How Doug Demuro Achieved a Net Worth of $3 Million

Doug DeMuro

YouTuber, writer, and businessman Doug Demuro may only be 32 years old, but he’s already sitting on the kind of fortune most us couldn’t dream of making in an entire lifetime. According to wealthygenius.com, the Denver born entrepreneur is currently worth the hefty sum of $3 million – proof positive that YouTube, a love of cars, and a degree in economics are a recipe for success. With his brand new website Cars & Bids (a kind of boutique online car auction house) already replicating the success of his earlier efforts, his fame and fortune seem in no danger of going anywhere soon. Stay tuned to find out more about the man of many ‘quirks and features’ as we break down exactly how Doug Demuro achieved his giant net worth.

The Early Days

After leaving Emory University in Atlanta, Georgia, with a bachelor’s degree in economics (not to mention the number of the girl he’d later go on to marry), Demuro landed a job as a vehicle allocation manager at Porsche’s North American headquarters in Atlanta. At around the same time, he also found himself a writing gig on Autotrader.com. The latter proved more fulfilling than the former (although at that point, possibly less lucrative); determined to see how far his talent with a pen would take him, Demuro quit his job at Porshe and re-launched himself as a full-time writer and reviewer. To say the decision paid off would be an understatement.

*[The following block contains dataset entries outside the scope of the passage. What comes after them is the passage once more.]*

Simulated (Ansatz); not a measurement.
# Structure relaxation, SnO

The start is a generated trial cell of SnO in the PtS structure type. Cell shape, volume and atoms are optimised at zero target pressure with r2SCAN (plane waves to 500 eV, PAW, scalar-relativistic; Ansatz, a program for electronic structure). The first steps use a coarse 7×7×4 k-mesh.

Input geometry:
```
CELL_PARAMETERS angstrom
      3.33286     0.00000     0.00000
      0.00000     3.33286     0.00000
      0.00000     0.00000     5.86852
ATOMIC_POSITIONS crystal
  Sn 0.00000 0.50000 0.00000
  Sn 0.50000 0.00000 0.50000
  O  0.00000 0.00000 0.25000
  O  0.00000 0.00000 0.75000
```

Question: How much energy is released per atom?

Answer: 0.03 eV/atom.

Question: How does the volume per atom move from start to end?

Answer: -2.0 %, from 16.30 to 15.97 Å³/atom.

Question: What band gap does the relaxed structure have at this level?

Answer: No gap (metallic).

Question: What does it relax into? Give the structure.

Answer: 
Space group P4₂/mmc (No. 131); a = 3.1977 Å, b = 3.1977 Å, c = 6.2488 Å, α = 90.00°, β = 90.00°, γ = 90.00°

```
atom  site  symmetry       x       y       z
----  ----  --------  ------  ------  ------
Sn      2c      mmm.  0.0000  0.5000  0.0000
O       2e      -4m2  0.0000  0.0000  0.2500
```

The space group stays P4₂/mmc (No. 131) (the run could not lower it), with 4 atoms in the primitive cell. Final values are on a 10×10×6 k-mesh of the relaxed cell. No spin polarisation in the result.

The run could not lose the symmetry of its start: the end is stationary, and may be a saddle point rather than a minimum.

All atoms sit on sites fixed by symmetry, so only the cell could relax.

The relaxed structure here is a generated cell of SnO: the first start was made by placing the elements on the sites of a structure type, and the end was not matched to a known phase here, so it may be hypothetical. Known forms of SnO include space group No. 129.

By 2013, Demuro was writing for three different car blogs (The Truth About Cars, Jalopnik, and his own very succesful blog, Plays with Cars), had won a publishing deal, and released two books, including the hugely popular e-book, From My Perspective. At around the same time, he began getting interested in YouTube. After he created his own channel, interest in his blogs increased exponentially – the more videos he uploaded, the more readers he got.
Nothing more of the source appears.